It rains overnight, and the morning puddles hold mirrors up to the sky and the treetops, sprinkled with rusty fallen leaves. My roommate heads out for the weekend. Cindy plays keep-away with me for an hour before falling into slumber. I am buzzing on coffee and warding off the cold weather that finally arrives.
Last Wednesday, I went with a friend to see the New York City Ballet dance to violin music. Their bodies an extension of the melody, they flung themselves into the choreography and into the air, fearless.
I myself have not been dancing. I think about it, sometimes, and the sensation that fills me is a small mourning, like thinking about time spent with a long-gone pet or memories of living in a far-away place. The dancers shifted across the massive stage, singularly, in mass formation, paired, and I felt something stir in me. The curtain went down, I got on the subway for home, dazed.
You can never predict how you will feel about something, until it happens.
My brother turns 35 tomorrow. It's a big milestone year. And yet this is the first year since moving to NYC that I haven't headed back to California to celebrate with him. I chat on Facetime last night with my parents and my niece. Zoe says hi, then runs off to play. My dad ambles off as well, after a while. The video keeps cutting out, and my mom says, "Oh! Poor connection." Our smiling faces are frozen together on the screen.
My work pulls me across the state. On Monday I'll head out to Long Island for three days, transiting its length from Uplands Farm to Shelter Island. My mind is eager for the adventure, eager to be on the move. I still get a rush from it, that sensation of traveling, the newness of the views, the joy of having navigated oneself to a new place. There is also an understanding of our work that I can only gain from seeing it in person, replacing knowledge where before there was emptiness.

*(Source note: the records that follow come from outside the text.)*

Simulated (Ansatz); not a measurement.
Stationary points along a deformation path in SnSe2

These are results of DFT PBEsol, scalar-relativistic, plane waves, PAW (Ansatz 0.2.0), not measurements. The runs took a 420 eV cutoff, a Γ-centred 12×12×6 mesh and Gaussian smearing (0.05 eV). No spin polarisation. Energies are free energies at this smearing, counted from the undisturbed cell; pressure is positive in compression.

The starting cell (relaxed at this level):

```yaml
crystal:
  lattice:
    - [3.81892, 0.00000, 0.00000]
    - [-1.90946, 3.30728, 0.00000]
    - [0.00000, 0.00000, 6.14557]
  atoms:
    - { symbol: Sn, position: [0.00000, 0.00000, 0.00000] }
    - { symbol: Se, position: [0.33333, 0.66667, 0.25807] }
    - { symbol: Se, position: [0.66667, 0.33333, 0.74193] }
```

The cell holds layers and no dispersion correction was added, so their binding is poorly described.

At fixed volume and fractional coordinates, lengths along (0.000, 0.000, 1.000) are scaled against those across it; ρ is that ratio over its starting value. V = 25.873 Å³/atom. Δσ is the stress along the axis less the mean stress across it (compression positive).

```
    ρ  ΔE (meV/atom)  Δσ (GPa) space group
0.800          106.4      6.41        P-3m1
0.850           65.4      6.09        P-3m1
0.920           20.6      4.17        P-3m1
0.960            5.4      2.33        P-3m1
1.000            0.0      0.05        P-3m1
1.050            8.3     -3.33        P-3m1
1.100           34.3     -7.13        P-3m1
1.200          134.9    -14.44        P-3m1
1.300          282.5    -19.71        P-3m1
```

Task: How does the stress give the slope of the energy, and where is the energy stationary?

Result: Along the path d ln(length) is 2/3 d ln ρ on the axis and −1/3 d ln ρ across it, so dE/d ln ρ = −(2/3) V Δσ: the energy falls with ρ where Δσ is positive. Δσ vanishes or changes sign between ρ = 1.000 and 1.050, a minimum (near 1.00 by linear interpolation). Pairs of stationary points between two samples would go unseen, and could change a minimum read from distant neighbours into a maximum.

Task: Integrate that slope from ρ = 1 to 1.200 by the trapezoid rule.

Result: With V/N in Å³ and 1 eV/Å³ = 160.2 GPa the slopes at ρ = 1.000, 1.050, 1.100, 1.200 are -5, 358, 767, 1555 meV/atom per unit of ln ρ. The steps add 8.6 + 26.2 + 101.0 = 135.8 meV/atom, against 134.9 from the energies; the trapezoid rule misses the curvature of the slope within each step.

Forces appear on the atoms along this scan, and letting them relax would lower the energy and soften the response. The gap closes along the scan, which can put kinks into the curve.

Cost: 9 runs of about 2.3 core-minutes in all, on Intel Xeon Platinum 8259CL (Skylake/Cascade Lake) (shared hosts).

I constantly remind myself that all I do is a choice. I have chosen this city so many times, given up so much time with family and loved ones to be here, to live out the opportunities offered to me here. Some self-help books tell you to fill those gaps with busy-ness. But I'm not so sure it works. It's a distraction, yes, but it is also only that.
Wednesday would have been my Great Uncle David's birthday, the small man who always understood my love for animals, who was always kind and encouraging, who left me with only good memories. I miss him still. There are so many I've lost, in one way or another. These spaces, once opened, can never again be filled.
Acceptance. I ponder the blessings I have - my family, this incredible life, what people have deemed "privileges" - and they are strong. I wonder what I can build. I am dreaming big. Frank Lloyd Wright said that "the space within becomes the reality of the building." What I miss becomes me. The question becomes not how to fill the void, but rather, how to make it beautiful? How to use it in my pursuit of lofty ideals?